Tenerife has several gorges that are a tourist attraction. Barranco del Masca is one of the top ones. It lies in the “butt” of the duck, which the island map strongly resembles, for strict geographers in the northwest of the island.
Barranco del Masca
Descending this canyon is like a journey to the Mesozoic Mountains, and every time a bird screeches, you will wonder if it was a prehistoric lizard. Getting to the village of Masca, 650 metres above sea level, is an experience. For those behind the wheel and those who are “only” being driven. Luckily we had “burp” bags in the car, as I’ve known these people I’m hanging out with for quite some time.
Logistically, we took one car ride to the village, and one car stayed in Los Gigantes. We wanted to avoid going down the gorge and then up and enjoy it. Plus, we had a 2000-meter descent from Teide in our legs, and our knees needed special care.
Masca
The history of the village goes back several centuries. Before the arrival of the Spaniards, only the Guanches, the original inhabitants of the Canary Islands, lived here. After colonisation, the Spaniards started sugar cane and banana plantations. However, the region was often the target of pirate attacks, forcing the inhabitants to retreat to the nearby hills and mountains. This is actually how Masca came into being.
In the 20th century, the village of Masca was wholly isolated from the rest of the island, connected to civilisation only by poor-quality dirt trails. It wasn’t until 1991 that a winding serpentine road was built, and the village suddenly became iconic. But parking space is scarce here. Masca has become unique because of this road, its history, the Los Gigantes cliffs and the gorge, which is probably the most beautiful in Tenerife. A mountainous landscape with traditional stone houses and excellent hiking trails.
Downhill trail Masca
The descent into the gorge starts 400 vertical metres down. The gorge gradually narrows, and a nice path alternates with rock scrambles. The poles we appreciated at the beginning are now hanging on our backpacks. They are tiresome on the climbs.
We go slowly, not because we can’t manage, but because the surroundings don’t want to let us go. A rock and plant theatre is going on around us. Weathered lava rocks, many bird nests in holes, plant endemics everywhere you look. Rock cliffs reach heights of 200 metres.
You can’t peek up and also underfoot, so we were enjoying the slow progress. Such an echo as in some places I have not heard anywhere else.
To the beach
After three hours, the trail levels out, and we don’t drop much more. The gorge widens again until it ends on the beach, which is impossible to escape except by boat. We had our boat departure to Los Gigantes booked for four o’clock.

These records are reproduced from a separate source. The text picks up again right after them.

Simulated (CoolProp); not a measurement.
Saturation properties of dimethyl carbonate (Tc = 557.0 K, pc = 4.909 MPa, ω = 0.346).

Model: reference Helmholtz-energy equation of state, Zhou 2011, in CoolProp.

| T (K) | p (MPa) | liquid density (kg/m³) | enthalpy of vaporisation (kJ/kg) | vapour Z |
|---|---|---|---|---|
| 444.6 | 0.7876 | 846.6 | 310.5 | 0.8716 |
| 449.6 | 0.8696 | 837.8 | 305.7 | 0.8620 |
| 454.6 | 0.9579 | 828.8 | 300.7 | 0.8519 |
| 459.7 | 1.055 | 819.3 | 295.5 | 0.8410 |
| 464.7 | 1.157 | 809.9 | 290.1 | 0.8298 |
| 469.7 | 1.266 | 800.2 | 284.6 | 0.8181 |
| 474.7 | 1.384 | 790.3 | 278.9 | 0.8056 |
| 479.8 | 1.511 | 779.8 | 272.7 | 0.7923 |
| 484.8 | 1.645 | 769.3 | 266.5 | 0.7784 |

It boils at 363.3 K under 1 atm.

Still, by three o’clock, the boat called us to hurry up because a storm was coming, and if it hit, they would leave us behind. We moved, but we still got into the boat, jumping like fish in knee-deep water. The boat was shaking; it couldn’t land. We all got a beer each from the boatmen as a reward for the fantastic jumps.
The storm didn’t come in the end, but speaking of weather, don’t venture into Masca after or during the big day. The trip could turn into an adrenaline rush canyoning. And that could be pretty fun without gear.